David Ignatius
It’s March Madness in the Middle East: The United States and Israel are trading private barbs and public reassurances after Prime Minister Benjamin Netanyahu’s defiant re-election victory, just as the U.S. is nearing a nuclear deal with Israel’s chief adversary, Iran.
It’s a volatile situation, with the Obama administration signaling its opposition to Netanyahu’s campaign statements rejecting a Palestinian state. This will be a political collision as well as a diplomatic one, after the Republicans’ raucous cheers that greeted Netanyahu’s speech to Congress March 3 blasting President Barack Obama’s Iran policy.
An early signal of Obama’s displeasure came Wednesday, when White House press secretary Josh Earnest criticized Netanyahu’s election-day warning to Israeli voters about high Arab turnout. “Rhetoric that seeks to marginalize one segment of their population is deeply concerning and it is divisive,” Earnest volunteered, unbidden by any reporter’s question.
Netanyahu backed off his election rhetoric, telling NBC’s Andrea Mitchell Thursday he wanted “a sustainable, peaceful two-state solution” if “circumstances ... change.” As he spoke, Israelis were aware that the White House was considering a range of possible actions to demonstrate its anger. After the conciliatory interview was broadcast, the White House disclosed that Obama had called Netanyahu to congratulate him on his victory.
The soothing public words came on a day when the White House was privately weighing a roster of pressure tactics, including:
(1) Drafting a new U.N. Security Council resolution outlining the framework for a Palestinian state. Such a resolution might summarize the parameters that emerged during Secretary of State John Kerry’s negotiations with Israelis and Palestinians that collapsed last year.
(2) Deterring Netanyahu’s plans to expand settlements in the West Bank, perhaps through warnings in a planned report to Congress on loan guarantees to Israel. President George H. W. Bush briefly cut off loan guarantees in 1991 to protest settlements, creating a political uproar but no lasting success in halting settlements.

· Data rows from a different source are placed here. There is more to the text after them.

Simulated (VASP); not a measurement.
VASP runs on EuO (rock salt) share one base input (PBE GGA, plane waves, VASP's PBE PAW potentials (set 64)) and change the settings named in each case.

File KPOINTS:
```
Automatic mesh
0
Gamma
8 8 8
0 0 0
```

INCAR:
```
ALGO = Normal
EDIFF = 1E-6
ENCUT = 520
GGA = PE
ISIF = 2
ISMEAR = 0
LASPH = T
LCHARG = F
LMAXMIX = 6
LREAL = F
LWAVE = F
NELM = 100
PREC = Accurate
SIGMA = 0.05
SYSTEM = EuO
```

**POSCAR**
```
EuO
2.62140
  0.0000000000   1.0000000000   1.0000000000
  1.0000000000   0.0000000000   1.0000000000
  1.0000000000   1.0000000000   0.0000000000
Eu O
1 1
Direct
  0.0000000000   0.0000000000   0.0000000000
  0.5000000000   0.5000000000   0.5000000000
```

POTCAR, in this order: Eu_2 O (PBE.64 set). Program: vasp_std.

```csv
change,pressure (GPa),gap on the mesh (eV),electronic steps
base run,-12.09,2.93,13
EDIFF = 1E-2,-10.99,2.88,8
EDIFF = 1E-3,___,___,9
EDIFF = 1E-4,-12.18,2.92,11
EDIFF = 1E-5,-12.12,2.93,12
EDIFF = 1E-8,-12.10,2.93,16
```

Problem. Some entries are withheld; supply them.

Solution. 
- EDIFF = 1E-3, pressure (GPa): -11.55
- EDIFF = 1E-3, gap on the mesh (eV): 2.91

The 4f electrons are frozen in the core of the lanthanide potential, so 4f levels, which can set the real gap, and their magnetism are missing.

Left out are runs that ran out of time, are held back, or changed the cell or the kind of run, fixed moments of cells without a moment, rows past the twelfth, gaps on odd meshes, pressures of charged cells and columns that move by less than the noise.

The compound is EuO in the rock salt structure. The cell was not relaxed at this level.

(3) Altering current U.S. policy that opposes Palestinian efforts to take complaints against Israel to the International Criminal Court. Similarly, the U.S. might relax its pressure against European allies that are advocating sanctions against Israel.
(4) Weighing future vetoes of U.N. Security Council resolutions condemning Israeli settlements or other activity. In the past, U.S. use of the veto to support Israeli positions has been all but automatic.
Adoption of any of these measures would open a wide and potentially destabilizing breach between the two allies, and the administration’s consideration of them now is probably partly tactical. Officials want to nudge Netanyahu toward more moderate positions as he seeks to form a new governing coalition – and get him to continue backing away from the hardline statements he made during the fervor of the campaign.
Netanyahu’s comments to Mitchell tried to defuse the post-election tension. But it’s not clear this is as explicit a repudiation as the White House wants.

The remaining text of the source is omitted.